[fpc-devel] Threading support and C library under Linux/Unix

Florian Klaempfl florian at freepascal.org
Thu Jun 24 10:02:21 CEST 2010


Michael Schnell schrieb:
> On 06/23/2010 05:35 PM, Daniƫl Mantione wrote:
>> It's a non-issue. If you set a thread realtime you know what you are
>> doing and can take care you give up the CPU when feasible, or you
>> simply don't enter mutuxes shared with non-realtime threads.
> 
> I don't agree.
> 
> If the RTL provides a method, it should be working and not unavoidably
> create a dead lock, even if a thread is set to a realtime priority.
> Moreover Thread Synchronization using FUTEX (via TCriticalSection)
> (implementing this directly in the RTL instead of using libc is what is
> being discussed right now here) is especially useful in a "realtime"
> system, as it improves the performance of the threaded application.
> 
> Moreover the current implementation is not optimal at all even in a
> system with time-slices. 

Tell this the writers of the cpu architecture manuals.

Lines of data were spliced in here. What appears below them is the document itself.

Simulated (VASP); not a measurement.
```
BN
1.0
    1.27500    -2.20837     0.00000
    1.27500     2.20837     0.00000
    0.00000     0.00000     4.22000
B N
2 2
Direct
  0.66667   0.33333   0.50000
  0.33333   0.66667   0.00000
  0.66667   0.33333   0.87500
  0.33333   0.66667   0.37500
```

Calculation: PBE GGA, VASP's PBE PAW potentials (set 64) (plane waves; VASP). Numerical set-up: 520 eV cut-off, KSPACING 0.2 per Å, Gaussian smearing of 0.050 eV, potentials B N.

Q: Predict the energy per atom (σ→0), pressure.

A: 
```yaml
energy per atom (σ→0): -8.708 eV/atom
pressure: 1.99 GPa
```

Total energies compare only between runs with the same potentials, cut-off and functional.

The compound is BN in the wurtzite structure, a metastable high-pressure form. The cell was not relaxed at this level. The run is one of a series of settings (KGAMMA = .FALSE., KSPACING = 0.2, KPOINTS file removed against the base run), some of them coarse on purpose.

> If there is no other way with this arch but an
> active spinning lock, the blocked thread should at least give up it's
> current time slice before retrying to get the lock, so that the blocking
> thread can work and release the lock. otherwise (in a single CPU system)
> the resting part of the time slice is deterministically wasted.

Well, yes, you shouldn't simply use locked operations in a single cpu
environment, your application should provide different algorithms for
single and multi cpu/threaded environments if the application really
contains speed critical code requiring locking. This is why FPC uses
inclocked/declocked for fast reference counting.